< back to index

480px | 640px | 800px | 1024px | full

Development notes (version 0.2.1)

mar-2013

Here will be described development details to consider in GORA-174.

Gora is an ORM framework with a huge valuable feature: it can use several different backends transparently. Gora has a common frontend implementing and object model wich allows standalone read/write/query, and that supports Hadoop. Each backend is independent from the others with the only requirement of implementing the frontend interface.

With Gora you don't have to worry about if your backend allows data nesting or not, if your backend is supported by Hadoop or not or if your application is designed to work with some NoSQL database or other.

In my oppinion, and only my oppinion, is that Gora should be low invasive: data schema is created and stored out of the backend so ideally you could access your data without Gora. We will see that this is hard to achieve at some extent (like in nested records or several types unions).

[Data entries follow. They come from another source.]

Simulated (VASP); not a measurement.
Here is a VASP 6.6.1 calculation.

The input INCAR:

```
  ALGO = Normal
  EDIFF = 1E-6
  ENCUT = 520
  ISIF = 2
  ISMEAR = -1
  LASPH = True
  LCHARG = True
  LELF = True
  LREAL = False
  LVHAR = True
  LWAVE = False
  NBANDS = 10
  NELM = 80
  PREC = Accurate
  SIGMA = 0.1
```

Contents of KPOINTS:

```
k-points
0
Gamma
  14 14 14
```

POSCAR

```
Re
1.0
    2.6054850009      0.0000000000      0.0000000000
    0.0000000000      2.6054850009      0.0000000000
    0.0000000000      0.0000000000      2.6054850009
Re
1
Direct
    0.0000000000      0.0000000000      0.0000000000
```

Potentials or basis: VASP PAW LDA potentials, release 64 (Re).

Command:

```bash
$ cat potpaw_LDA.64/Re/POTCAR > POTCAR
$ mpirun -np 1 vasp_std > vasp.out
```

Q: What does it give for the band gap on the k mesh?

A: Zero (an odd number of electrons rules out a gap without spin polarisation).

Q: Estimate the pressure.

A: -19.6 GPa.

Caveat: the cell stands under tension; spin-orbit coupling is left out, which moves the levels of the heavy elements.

What is Avro and why is used here

Although I don't have much knowledge about Avro, just comment that Avro has two useful features used in Gora:

What are UNIONs,and why they should be in Gora

Unions belong to Avro's schema specification. They represent a set of possible types for a field, for example: ['null','string']. The leftmost type (in the example is 'null') is the default type.

In Gora 0.2.1 UNIONs are not implemented. Unions make possible to have:

Optional fields

Gora should not allow a null value for a field not defined as ['null', ...]. In fact, HbaseStore fails when you try to write a null in a field defined only as ['string']. Other backends don't fail in this case, but this is not the desirable behavior.

When writing number based fields, for example with schema ['integer'], the backend is writing the default java value 0 but should fail.

Nutch seems to be writing null values for ['string'] by (my guess) setting the field of the ORM instance as "not dirty" and this bypass the failing code. Maybe is other reason, but without taking a look at Nutch sourcecode this is the most reasonable.

Nested records

One of the goals of Gora is to provide a data model. This data model must be independent of the backend and be designed to be a trade-off between a global functionality and backends' functionality.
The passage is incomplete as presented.